A strong easterly wave left the African coast on Tuesday and has continued to show signs of organization since then. As of Friday morning, it is centered near 30°W longitude, or about 2100 miles east of the southern Windward Islands. The National Hurricane Center is giving it a 60% probability of becoming at least a tropical depression in the next five days. It could become a concern for the Caribbean in 5-10 days. It is currently tagged as Invest 94L, but the next name on the list is Bonnie.
If you think it's awfully early to be looking to Africa for tropical cyclone development, you are exactly right! Last year, Elsa formed in the deep tropics from an African easterly wave on June 30, and in 2018, Beryl formed on July 4 in a similar location. But it's quite rare to have a "successful" easterly wave so early in the season, so the odds are climatologically against this one making it.
However, ocean temperatures in that area are plenty warm to fuel its development... roughly 28°C -- and that will remain the case as it treks west-northwest. I circled its approximate location on the map below for reference. A rough rule of thumb is that tropical cyclones can develop and intensify with ocean temperatures of 26°C or above, and the warmer it is, the more energy they have to work with.
One of big reasons these African easterly waves don't usually start developing so early is large amounts of dry dusty air stream off the continent and cover the deep tropics for much of June and July, suppressing and choking off these nascent cyclones. But this one is sneaking through at a really low latitude, so it's well south of the Saharan air (indicated by the orange and red shading here).
Models are in surprisingly good agreement on it developing, and on it continuing to track west-northwest for at least the next five days. At this rate, it would reach the Windward Islands sometime around June 29, possibly as a tropical storm. Beyond that, the uncertainty naturally increases substantially, but it should remain in the Caribbean for a few days.
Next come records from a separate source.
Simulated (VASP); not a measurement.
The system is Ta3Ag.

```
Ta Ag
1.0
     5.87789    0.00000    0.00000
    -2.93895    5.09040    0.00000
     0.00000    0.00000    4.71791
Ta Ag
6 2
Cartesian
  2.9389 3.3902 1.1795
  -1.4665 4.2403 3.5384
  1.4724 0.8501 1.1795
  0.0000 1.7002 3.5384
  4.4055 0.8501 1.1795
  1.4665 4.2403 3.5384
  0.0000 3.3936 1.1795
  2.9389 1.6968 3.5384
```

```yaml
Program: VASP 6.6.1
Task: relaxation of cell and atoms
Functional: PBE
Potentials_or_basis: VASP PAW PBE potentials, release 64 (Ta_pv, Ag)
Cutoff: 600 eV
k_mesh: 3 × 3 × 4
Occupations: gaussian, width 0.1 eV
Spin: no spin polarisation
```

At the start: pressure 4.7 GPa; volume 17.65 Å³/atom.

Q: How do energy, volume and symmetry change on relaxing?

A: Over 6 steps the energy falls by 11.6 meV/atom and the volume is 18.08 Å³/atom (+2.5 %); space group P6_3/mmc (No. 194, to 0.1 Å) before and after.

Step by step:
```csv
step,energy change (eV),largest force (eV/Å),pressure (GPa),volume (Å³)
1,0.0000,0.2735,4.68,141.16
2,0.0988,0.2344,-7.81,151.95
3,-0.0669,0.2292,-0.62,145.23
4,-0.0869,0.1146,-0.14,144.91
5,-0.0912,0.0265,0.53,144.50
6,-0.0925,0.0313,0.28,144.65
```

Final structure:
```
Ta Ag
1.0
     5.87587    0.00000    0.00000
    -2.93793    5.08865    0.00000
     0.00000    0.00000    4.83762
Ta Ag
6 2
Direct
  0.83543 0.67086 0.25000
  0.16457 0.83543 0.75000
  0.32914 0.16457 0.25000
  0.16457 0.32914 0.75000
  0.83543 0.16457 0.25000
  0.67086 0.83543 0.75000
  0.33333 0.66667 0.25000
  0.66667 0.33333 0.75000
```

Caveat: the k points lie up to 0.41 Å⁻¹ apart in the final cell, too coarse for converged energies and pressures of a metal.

Then as you can see in the two ensemble maps here (American above, European below), scenarios include a turn to the northwest or maintaining that west-northwest heading until it reaches Central America. A notable number of ensemble members from both models bring it up to hurricane intensity in the longer range, so it's worth monitoring that trend.
Over the past fifty years, the average date of the second named storm formation is July 24, so if this develops, its location and date would be fairly typical in a month from now.